Pirates To Promote Konnor Griffin


The Pirates are calling up shortstop Konnor Griffin, the top prospect in all of baseball, to make his major league debut in tomorrow’s home opener, Pirates insider Jason Mackey reports. The team has confirmed Griffin’s promotion but has not yet formally selected his contract to the 40-man roster. They’ll need to do so and make corresponding 26-man and 40-man transactions prior to first pitch tomorrow.

Griffin was in the mix to break camp on Pittsburgh’s Opening Day roster but was reassigned to minor league camp late in spring training. The two parties have continued talks on what would be a record-setting contract extension — expected to be both the largest ever for a player with little to no major league service time (surpassing Colt Emerson‘s recent eight-year $95MM deal with the Mariners) and the Pirates’ franchise-record contract ($100MM for Bryan Reynolds).

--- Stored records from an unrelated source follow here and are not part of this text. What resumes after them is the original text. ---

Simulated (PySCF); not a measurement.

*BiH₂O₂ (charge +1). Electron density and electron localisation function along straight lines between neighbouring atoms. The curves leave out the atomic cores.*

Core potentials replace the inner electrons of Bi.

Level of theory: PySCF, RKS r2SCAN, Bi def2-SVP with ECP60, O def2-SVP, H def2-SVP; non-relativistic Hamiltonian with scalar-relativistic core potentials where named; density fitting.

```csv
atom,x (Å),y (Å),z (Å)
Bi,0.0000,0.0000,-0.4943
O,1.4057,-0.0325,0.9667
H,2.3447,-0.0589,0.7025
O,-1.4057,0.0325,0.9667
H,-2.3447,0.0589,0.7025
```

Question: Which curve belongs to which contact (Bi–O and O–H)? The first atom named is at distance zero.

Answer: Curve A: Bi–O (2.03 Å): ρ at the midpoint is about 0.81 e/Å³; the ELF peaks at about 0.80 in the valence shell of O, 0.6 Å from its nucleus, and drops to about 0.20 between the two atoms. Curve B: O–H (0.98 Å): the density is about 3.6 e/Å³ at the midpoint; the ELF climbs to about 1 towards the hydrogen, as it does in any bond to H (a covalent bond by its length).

It’s possible the Bucs simply wanted Griffin to make his debut at home, popping ticket sales throughout the weekend and further boosting excitement for fans after an uncharacteristically aggressive offseason. It’s also feasible that the two parties have become close enough on a long-term contract that the Pirates are making the move to promote him now and will announce an extension not long after his debut. The benefits in that scenario are straightforward. Players who sign extensions before making their MLB debut are not eligible to net draft picks for their club under MLB’s prospect promotion incentives; players who sign extensions after debuting remain PPI eligible. So long as any contract is finalized after Griffin has debuted, he’d net the Pirates an extra draft pick either by winning 2026 NL Rookie of the Year honors or with a top-three finish in MVP voting in 2026-28. (A player can only generate one total PPI pick for his team.)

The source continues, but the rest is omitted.